I’ve been working on a system that transmits xml over sockets for a while now. And i never really understood whats the real advantage of the choice of xml over sockets instead of a custom protocol.
But i do see a lot of developers(specially originally web-developers) setting up this sort of implementation(xml over sockets).
I do understand that is more “human-readable” (that’s what i keep hearing).
But,
-
Xml carries an awful amount of characters, leading to huge messages when in fact the content is really small and simple.
-
Message size varies, therefore you need to guarantee that you terminate your message with specific character or string pattern.
-
There is more overhead when parsing xml
For all this reasons i remain skeptic about considering XML over Sockets for new systems when i could set my systems using a custom protocol using fixed-size messages. Avoiding huge messages being transmitted and performance hits parsing xml on the client size.
Am i wrong to think as such ? What’s “best” in terms of system-architecture ?
Regards
Design decisions are all about trade-offs. You have enumerated what XML gives you – readability and self-description. It also comes with a description language (XSD), is extremely portable etc etc.
But these advantages come with disadvantages that you mention. So let’s tackle them one by one:
Verbosity
Yes, XML is verbose, being both self-descriptive and text-based. This is only really a problem if performance is a concern. Is it? What about the positive tradeoffs?

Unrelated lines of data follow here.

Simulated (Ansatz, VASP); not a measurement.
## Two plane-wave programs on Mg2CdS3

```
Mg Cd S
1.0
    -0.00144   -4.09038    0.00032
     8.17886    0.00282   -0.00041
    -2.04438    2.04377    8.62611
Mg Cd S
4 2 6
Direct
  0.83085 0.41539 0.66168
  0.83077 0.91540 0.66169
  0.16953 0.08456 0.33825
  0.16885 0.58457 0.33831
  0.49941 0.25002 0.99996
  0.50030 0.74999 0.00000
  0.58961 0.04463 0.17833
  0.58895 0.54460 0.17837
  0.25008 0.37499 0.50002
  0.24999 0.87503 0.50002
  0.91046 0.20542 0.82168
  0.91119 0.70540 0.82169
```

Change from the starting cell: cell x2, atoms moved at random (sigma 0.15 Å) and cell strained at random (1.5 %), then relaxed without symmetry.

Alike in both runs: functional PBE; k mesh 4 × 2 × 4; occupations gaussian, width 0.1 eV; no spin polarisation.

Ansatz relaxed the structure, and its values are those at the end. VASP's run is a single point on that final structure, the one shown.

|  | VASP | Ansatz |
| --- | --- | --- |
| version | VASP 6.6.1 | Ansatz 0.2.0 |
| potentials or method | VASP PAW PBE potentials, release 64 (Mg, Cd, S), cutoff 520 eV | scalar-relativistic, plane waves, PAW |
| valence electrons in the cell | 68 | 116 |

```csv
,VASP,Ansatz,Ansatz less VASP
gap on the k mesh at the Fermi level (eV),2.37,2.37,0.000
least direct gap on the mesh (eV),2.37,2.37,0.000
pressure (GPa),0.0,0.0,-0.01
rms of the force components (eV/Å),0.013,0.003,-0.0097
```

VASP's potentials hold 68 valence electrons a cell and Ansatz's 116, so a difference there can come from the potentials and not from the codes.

Note that a reasonable alternative here is JSON, which is just as readable but far more efficient.
Varying Size
Yes, but this depends on the connectivity layer. If you do not have a persistent connection (for example, HTTP), or you are using a protocol that provides it’s own ‘framing’ (such as AMQP or JMS) then this is not an issue – the transport layer takes care of it. If you are planning to reinvent this wheel, yes varying payloads makes the protocol harder. But the protocol (especially with all edge cases) is hard enough.
Parsing Overhead
This is related directly to verbosity.